Does the Czech Republic have a real estate bubble?

Post date: Sep 29, 2018 7:5:56 PM

Does the Czech Republic have a real estate bubble?

The current situation of the residential real estate market in the Czech Republic and Slovakia – what are the risks?

The excellent economic performance of the Czech economy has resulted in high demand for residential real estate assets and prices are accordingly on the rise. In contrast to Slovakia, where this trend is country wide, in the Czech Republic it is concentrated primarily in Prague. At this point, however, we cannot speak of a real estate bubble in these states because income is rising in tandem with real estate prices.

The Slovak economy is booming. Indeed, the latest GDP growth rate figures confirm this. The excellent conditions in the labor market have resulted in the lowest unemployment rate in Slovak history, pushing income rapidly upwards. Positive economic developments have resulted in high consumer trust, bringing about a rise in consumer spending. 

As a result, residential real estate prices in Slovakia have continuously risen since 2014. However, growth has been gradual, and real estate prices have only rarely registered double figure growth in the Czech Republic, by contrast, economic performance parameters are similar to those of Slovakia, at least in regard to domestic consumption – however, the real estate prices dynamics are very different.

There are a number of explanations for the differences between the states in the field of real estate. One is the relation between supply and demand. Prague, unlike Bratislava, is experiencing rapid demographic growth, and it is a more attractive target of international real estate investment. Another conspicuous difference is the location of the capital in regard to the dynamic of real estate prices. Prague is the vanguard of real estate prices in the Czech Republic, whereas the price dynamic in Slovakia is more evenly spread, with the capital not being so different from the rest of the country.

Is there evidence indicating the growth of a real estate bubble?

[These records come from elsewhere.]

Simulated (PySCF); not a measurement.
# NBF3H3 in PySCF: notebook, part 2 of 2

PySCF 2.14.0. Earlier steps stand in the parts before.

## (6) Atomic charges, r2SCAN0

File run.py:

This is an important question which always arises in times of economic expansion. As we previously noted, the economies of both states are doing very well indeed. An additional fact which must be taken into account is the loose monetary policy in the Czech economy and in the Euro zone. Furthermore, the rising household income (both in the Czech Republic and in Slovakia) and the high rates of home ownership encourage real estate demand.

In order to determine whether there is or is not a real estate bubble, one should consider the OECD findings

The OECD report compares real estate prices to prices in other consumer fields. This data includes nominal real estate prices, as well as real prices. In other words, the real estate prices are calculated in relation to the price levels of other consumer products. These findings indicate that for both countries, the real estate prices are higher, as of 2011 – 2012, than those of long term consumer prices.

A similar trend can also be seen in the present (2018). In other words, the nominal real estate prices are rising at a similar rate to the rate of inflation of other consumer products. That is why investment in real estate is a relatively small item for households in both the Czech Republic and Slovakia. In addition, the households in both states enjoy significant benefits from the current situation – the rise in real estate prices is not significant compared to the rise in their income.

Furthermore, we used the OECD findings to compare the real estate prices between various Central European states. The ration between lease rates and income shows that the rise in the Czech Republic, Slovakia and Hungary is significant in relative terms as well. Still, the lease rates in Germany and Austria has consistently risen in spite of the financial crisis – which indicates a real estate bubble. Nonetheless, the ratio between real estate prices or lease rates in the Czech Republic and Slovakia remain far from the level registered prior to the financial crisis.

It is important to recall that rise in the ratio between lease rates and/or real estate prices to income is not indicative of a bubble. In fact, the comparison of the Czech Republic and Slovakia to two other real estate bubbles (Spain and Ireland) is proof of one thing – there are significant differences in the ratio of rent and the price of real estate relative to income prior to and post the economic crisis, so this is not a real estate bubble.

However, the identification of a real estate bubble is a difficult task and can usually only be done retroactively. In spite of this, our comparison did not identify any indication of a bubble in real estate prices, so that while prices in Slovakia and the Czech republic are indeed rising, they are not rising any swifter than the household income. In fact, the economic accessibility of apartments remains just as it was prior to the 2008 financial crisis.